The Netherlands’ gambling regulator, Kansspelautoriteit (KSA), has issued a binding order against Hillside, the operator of Bet365, for failing to adhere to specific duty of care obligations. This decision was made in November but was only disclosed to the public this week. The regulatory action highlights Hillside’s inadequate response to indications that players might be engaging in gambling beyond their financial capacity. The review period spanned from December 6, 2024, to June 6, 2025. In the Dutch market, operators are expected to treat it as a warning when a player’s net deposits reach 30% or more of their monthly net income, a standard Hillside reportedly did not meet.
Hillside was faulted for its method of conducting affordability assessments, primarily relying on self-reported questionnaires rather than independently verifiable documents. The KSA emphasized that this approach might leave the operator without crucial information about players at risk of gambling addiction. The regulator noted that a single player statement is insufficient to gauge gambling behavior risks. Although supporting documents were sometimes used, Hillside set net deposit limits that exceeded the 30% threshold, with figures ranging from 31.82% to as high as 103.12% of a customer’s monthly income. Additionally, the absence of any net deposit limit for at least one player during a period from October 2024 to March 2025 was highlighted by the KSA.
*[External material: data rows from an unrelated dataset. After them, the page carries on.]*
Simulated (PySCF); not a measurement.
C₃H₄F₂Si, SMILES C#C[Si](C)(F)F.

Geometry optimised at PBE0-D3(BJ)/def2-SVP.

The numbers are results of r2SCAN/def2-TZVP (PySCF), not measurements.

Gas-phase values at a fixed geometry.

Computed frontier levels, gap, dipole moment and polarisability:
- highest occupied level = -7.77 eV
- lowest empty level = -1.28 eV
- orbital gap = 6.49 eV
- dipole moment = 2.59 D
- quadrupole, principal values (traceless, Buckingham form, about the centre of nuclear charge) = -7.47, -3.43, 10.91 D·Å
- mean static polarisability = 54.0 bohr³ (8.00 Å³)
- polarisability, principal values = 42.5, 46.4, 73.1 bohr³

The binding order requires Hillside to systematically register and analyze affordability risk signals among its clientele. Furthermore, it mandates that affordability checks must be substantiated with verifiable evidence. Hillside has been given a four-week timeframe to adhere to these directives. The regulator had earlier communicated to Hillside the necessity of supporting net deposit limit increases with objective evidence through affordability assessments.
In its defense, Hillside contended that the current Dutch legal gambling framework lacks clarity, allowing for varied interpretations. The operator argued that it could fulfill affordability requirements by cross-referencing player information with publicly accessible data. However, this method was rejected by the KSA, which reiterated that affordability checks rely on verifiable evidence documents. The KSA published its decision to promote transparency and player protection, with hopes that it will serve as a deterrent to other licensees.
This is not Hillside’s first encounter with regulatory challenges in the Netherlands. In March 2023, the company faced a €400,000 fine for breaching advertising rules aimed at young adults. The KSA’s actions against Hillside are part of a broader enforcement campaign against regulatory non-compliance and illegal gambling activities. Recently, another operator, Starscream, was fined €4.2 million for offering online gambling services in the Netherlands without a license, following a previous warning to halt operations or face penalties.
In a continued effort to fortify regulation, the KSA has announced plans to intensify its crackdown on illegal gambling. It aims to collaborate more closely with licensed operators, other regulatory bodies, and industry stakeholders to uphold legal compliance and protect consumers.
Looking forward, Hillside must implement the necessary changes to comply with the KSA’s binding order. This includes conducting rigorous affordability checks with appropriate documentation within the stipulated timeframe. The outcome of this regulatory action may influence market practices and set precedents for other operators under the KSA’s jurisdiction. The industry will be closely monitoring how Hillside responds and whether the regulatory landscape will experience further shifts.